Fallout Trailer Subverts a Huge Adaptation Trend
Just because it’s a nuclear wasteland doesn’t mean it can’t be fun.
Gone are the days of “the video game curse.” In a post-The-Last-of-Us world, video game adaptations are almost expected to counter the expectations of their source material and take things super seriously, with grey, muddy color grading and heart-wrenching death scenes (Twisted Metal notwithstanding).
Fallout, Prime Video’s stab at adapting Bethesda’s hit franchise, may have found the balance between “Peak TV”-style drama and goofy video-game high jinks to deliver what may just be the next great apocalyptic TV saga.
At CCXP, Prime Video released a first look at the upcoming series. Check it out below.
Co-created and written by Geneva Robertson-Dworet and Graham Wagner, Fallout follows Lucy (Yellowjackets star Ella Purnell) as Lucy, a young vault dweller who leaves the safety of her home and her father (Kyle MacLachlan) to explore what is now a nuclear wasteland. Much like the game’s open-world structure, Lucy will run into a number of interesting characters including an enigmatic researcher named Wilzig (Michael Emerson), who is seen in the trailer warning Lucy she’ll need to adapt.
It also seems like The Ghoul (Walton Goggins) will be a bigger focus in the season than fans first thought. The noseless mutant has his big moment in the trailer, but we also see him in flashback, hoisting a young girl onto a horse. How will his origin story feed into the main story? We don’t yet know, but executive producer Jonathan Nolan, who directed the first three episodes, told Vanity Fair will see the characters “chasing an artifact that has the potential to radically change the power dynamic in this world.”

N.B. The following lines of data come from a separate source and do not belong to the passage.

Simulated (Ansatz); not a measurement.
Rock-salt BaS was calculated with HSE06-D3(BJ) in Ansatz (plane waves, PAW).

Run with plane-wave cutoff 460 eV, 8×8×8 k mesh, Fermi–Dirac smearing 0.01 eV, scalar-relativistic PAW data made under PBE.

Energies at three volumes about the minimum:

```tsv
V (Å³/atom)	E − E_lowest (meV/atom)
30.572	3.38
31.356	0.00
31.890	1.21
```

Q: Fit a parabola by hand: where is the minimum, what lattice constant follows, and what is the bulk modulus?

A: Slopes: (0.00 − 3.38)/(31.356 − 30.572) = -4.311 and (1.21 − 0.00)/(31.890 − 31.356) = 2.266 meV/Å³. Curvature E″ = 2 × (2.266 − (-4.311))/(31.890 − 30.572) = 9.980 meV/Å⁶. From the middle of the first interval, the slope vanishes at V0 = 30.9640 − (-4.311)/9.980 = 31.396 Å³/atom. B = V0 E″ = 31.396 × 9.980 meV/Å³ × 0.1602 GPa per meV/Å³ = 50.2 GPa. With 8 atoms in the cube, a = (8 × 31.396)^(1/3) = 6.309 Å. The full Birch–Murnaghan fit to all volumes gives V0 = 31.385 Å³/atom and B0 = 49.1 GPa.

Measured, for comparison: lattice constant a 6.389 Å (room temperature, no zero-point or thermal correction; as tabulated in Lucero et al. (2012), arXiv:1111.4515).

But even with those high stakes, the absurdist humor and relentless clinging to normality from the original game persists. Chris Parnell appears to be playing a bureaucratic office worker who just happens to have one eye, Lucy reacts to a radiated dog attacking a mutant roach with a terrified “uh-huh” and even Fallout’s trademark use of atomic age music is clear with the entire trailer being set to Nat King Cole’s “I Don’t Want to See Tomorrow.”
Even though the story of Fallout the series isn’t based on any one story, we may just have a new challenger in the world of video game adaptations.